The Journey and the Destination
The Journey and the Destination
“Mama always said life is like a box of chocolates. You never know what you’re gonna get.” – Forrest Gump
Mrs. Cog and I live at the end of a dirt road off of a dirt road off of a back road up on the beautiful Blue Ridge Plateau of Southwestern Virginia. God’s country as I’m fond of saying to just about anyone who’s willing to listen. But we are (intentionally) a ways off the beaten path, which means we must travel more than a mile of dirt road before we hit first pavement of the day.
Once we arrive at that first intersection, where brown dirt greets blacktop, life for us is not much different than just about anyone else pulling out of their suburban driveway or parking lot for the first time that day. We seemingly face a choice; turn left or turn right. Oftentimes we believe our choices in life are dictated solely by our ultimate destination, and thus we feel there’s no real choice to be selected at all. I owe I owe, so off to work I go.

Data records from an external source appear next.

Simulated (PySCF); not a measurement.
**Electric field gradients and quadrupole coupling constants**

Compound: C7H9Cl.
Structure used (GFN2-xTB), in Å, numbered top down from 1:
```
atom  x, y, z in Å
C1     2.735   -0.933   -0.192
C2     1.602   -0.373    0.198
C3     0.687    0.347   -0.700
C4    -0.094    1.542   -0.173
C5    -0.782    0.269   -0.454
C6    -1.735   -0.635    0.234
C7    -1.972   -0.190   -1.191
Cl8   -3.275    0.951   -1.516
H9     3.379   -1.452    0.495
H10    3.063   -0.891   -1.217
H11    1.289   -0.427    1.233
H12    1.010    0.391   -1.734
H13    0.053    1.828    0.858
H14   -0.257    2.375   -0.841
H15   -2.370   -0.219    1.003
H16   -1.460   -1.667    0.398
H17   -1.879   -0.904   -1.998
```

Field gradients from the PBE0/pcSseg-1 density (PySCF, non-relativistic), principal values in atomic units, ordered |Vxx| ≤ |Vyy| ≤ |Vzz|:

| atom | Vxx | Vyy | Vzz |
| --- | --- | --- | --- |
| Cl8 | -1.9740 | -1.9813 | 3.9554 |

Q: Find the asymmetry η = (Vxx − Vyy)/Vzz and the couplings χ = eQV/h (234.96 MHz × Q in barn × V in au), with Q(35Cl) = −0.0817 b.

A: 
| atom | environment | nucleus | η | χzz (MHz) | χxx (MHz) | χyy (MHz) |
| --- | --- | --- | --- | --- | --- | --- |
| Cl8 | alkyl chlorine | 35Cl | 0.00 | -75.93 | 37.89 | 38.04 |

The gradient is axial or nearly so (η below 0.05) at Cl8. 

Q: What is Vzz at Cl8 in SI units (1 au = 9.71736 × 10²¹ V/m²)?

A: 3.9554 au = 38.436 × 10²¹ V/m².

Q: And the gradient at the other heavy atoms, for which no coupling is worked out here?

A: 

The paved side road we initially reach, which in my mind is a classic utilitarian Destination road, runs more or less parallel to The Blue Ridge Parkway, an equally classic Journey road and a Virginia scenic byway. There are several points on the Destination road in either direction where we can turn directly onto the Parkway. In fact if we were to travel the Parkway for a hundred miles in either direction we would find that for much of the way there are dozens of side roads that run parallel to, or intersect with, the Parkway.
These days when I hit tarmac for the first time I try to pause a moment and ask myself a simple question. What type of path would I like to travel to get to where I’m going? In most cases the Journey road is much longer and more time consuming, but relaxing and wonderfully scenic. On the other hand the Destination road is just the opposite, narrow and twisty and demanding of my attention, but often more direct and much faster.
If you think about it for a moment, while the first decision point crossed may dictate several other choices that follow, there are often many combinations of routes you can travel to arrive at your final destination. And this is why for Mrs. Cog and I it is often not an either/or, left/right, Journey/Destination choice. Rather there is really no need to make a definitive choice driven solely by the destination unless we wish to select a specific chocolate from the box. And where’s the fun in that?
Precisely because the Parkway crosses all manner of back roads, lately if time allows (and I do try to allow for plenty of time these days) I have been using the Journey road as a gateway to explore all kinds of side roads I might never have traveled otherwise. The same applies to several Destination roads around here. Many meander back and forth through the hills and valleys and several join back up with the Parkway at various points. Half the fun of getting lost is finding your ‘self’ again.
For most of my life I have tended to travel unfamiliar roads just to see what’s down there. Once they are known to me I then attempt to work them into my travel routine as much as possible. Even if I have traveled a road dozens of times before there is always much more to see and learn along the way if only I would bother to really look rather than just to see.
One can find inspiration wherever one looks, a conscious choice we often ignore or don't even know exists. The truth of the matter is that I have always had endless possibilities to explore and I was just too blind or lazy (crazy?) to ever fully see them for what they are. One does not need to travel the plateau in order to experience the endless possibilities of each day. Life’s choices are only absolute ‘or’ rather than ‘and’ decision points commanded by circumstances or destination if I consciously decide to create them that way.
The truth is that whenever I wish to do so, I can close my eyes and reach into my box of chocolates to see what type of surprise or inspiration life has to offer. Ultimately it is not a choice of Journey or Destination, but rather Journey and Destination. We can have life's box of chocolates and eat it too because our conscious, aware and willing life choices either replenish or drain the box. Deliberately expand your field of choices, then act upon them and you will refill your box of chocolates.
If there is one theme that resonates with me, within Cognitive Dissonance, it is to question everything beginning with ourselves. Just because we have always turned left at the end of the driveway doesn’t mean we should do so today. Get up thirty minutes or an hour early and turn right instead. More than anything else you will do during your day, breaking from your routine in such a small but significant way will reinforce your continued awakening by changing your physical and mental perspective which in turn continues the freeing of the mind.
Next time you reach the first decision point in any aspect of your life (physical, spiritual, career, family, travel, hobby etc.) close your eyes and reach into life’s box of chocolates. You might be surprised what you pull out and where it will take you from there.